What is the probability that from a well shuffled, 52 card deck that is dealt to 4 different people (13 cards each), the 5, 4, 3 and 2 of hearts end up in different hands?
The 5 will be in one of the hands.
Probability the 4 ends up in a different hand: ~75%
Probability the 3 ends up in a different hand than the 5 and 4: ~50%
Probability the 2 ends up in the 4th hand: ~25%
My lunch break is finishing up, so I can’t complete my analysis, but I think it’s more complex than that. Once you put the first card in hand 1, then there are 51 cards left, then 50, then 49. This is assuming it stays a 1 out of 52 chance for subsequent cards.
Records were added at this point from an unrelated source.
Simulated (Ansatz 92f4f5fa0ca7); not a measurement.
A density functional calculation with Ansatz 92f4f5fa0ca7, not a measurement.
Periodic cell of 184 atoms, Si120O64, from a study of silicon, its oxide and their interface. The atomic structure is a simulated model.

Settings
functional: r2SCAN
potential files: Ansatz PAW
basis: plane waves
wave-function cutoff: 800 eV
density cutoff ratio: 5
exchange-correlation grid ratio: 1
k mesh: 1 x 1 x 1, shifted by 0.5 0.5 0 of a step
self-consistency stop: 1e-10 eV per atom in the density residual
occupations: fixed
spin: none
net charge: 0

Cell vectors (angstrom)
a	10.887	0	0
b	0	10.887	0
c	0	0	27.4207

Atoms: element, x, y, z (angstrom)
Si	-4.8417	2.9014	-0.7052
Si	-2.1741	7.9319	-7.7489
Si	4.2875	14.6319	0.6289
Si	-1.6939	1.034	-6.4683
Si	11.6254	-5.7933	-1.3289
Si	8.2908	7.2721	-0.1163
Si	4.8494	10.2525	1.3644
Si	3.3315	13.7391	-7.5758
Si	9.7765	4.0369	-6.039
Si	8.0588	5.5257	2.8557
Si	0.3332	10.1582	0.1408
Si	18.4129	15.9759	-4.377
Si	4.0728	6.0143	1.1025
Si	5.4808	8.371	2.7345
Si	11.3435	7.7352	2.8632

It is more complex than that but only a bit. Deal out all the cards face down. Someone else turns up the 2H. What is the probability the 3H is not in the same hand? Not quite 3/4 but a bit more 39/51. There 39 slots in the other three hands and 12 in the one holding the first card, so 39/51. The other person finds the 3H and turns it up. Assuming things are still good and it’s in a different hand, then the 4H has a probability of 26/50 of being in one of the other two hands, and the 5H has a probability of 13/49 being in the last had so
Hmm. My thought process was to ignore all the cards but the 2, 3, 4 and 5. I figured there were 4^4 different ways that they could end up distributed among the four hands, and 4! of those cases were “successes” (they had one of those cards in each hand). But that gets me 9.3%.
Ignoring all the other cards is where that went a bit awry. You can’t just limit the analysis to 4 cards without taking the other 48 into account in at least some way.
For example, the degenerate case is a deck of only 4 cards. Now there’s a 100% chance they all get distributed evenly between 4 hands.
But even at the next level up, if there are 8 cards (the 4 we want, and 4 ‘blanks’), there are 8! = 40320 ways of dealing these cards. Of these there are 9216 ways where each of the 4 cards ends up in a different hand, i.e. 22.9%.
How many cards are in the deck makes a difference.
More interestingly, the probability dropoff slows markedly. It doesn’t really fall below 10% until you get close to a 100 card deck. And even at 1000 cards with 4 ‘hands’, the probability is still ~9.4%.
ETA: should note, you do get close to 9.3%, but you need an infinite number of cards for those 4 players. Your formula is basically the limiting behavior at infinite n.
I was unclear. I was considering every possible way that 4 cards could be put in 4 hands. One possibility is that hand a has card 1, 2, 3, 4. Another possibility is that hand a has card 1, hand b has cards 2 and 3, hand c has no cards, and hand d has card 4. I thought that amounted to ignoring all the cards but cards 1 through 4, but apparently I’m mistaken.
A simpler example would be the two cards, two hands scenario. You could have hand a have card 1 (which means that hand b has card 2), hand a have card 2 (which means hand b has card 1), hand a have both cards, or band b have both cards. 4 possibilities, of which 2 are successes. For three cards and three hands, there are 27 possibilities of which 6 are successes.
But again, I’m apparently wrong, so I need to think about it more.
Indeed so, counting the number of ways those cards can be distributed depends directly on how many cards are in the deck. Ignoring the other cards was mistaken. The case of a 4 card deck is the direct example, since there’s no way for a single player to get more than 1 of the cards.
But as I missed the edit window before the responses, I’ll elaborate a bit more. If there are (4n) cards and each of the 4 players gets a hand of (n) cards, the general formula is:
C(n,1)^4 / C(4n,4)
Doing some algebra, this comes out to:
4!n^4 / [(4n)(4n-1)(4n-2)(4n-3)]
The limiting behavior, as we take n to infinity, is 4! / 4^4.
So you can safely ignore the other cards as you did, but only if there are infinitely many other cards in the deck to choose from.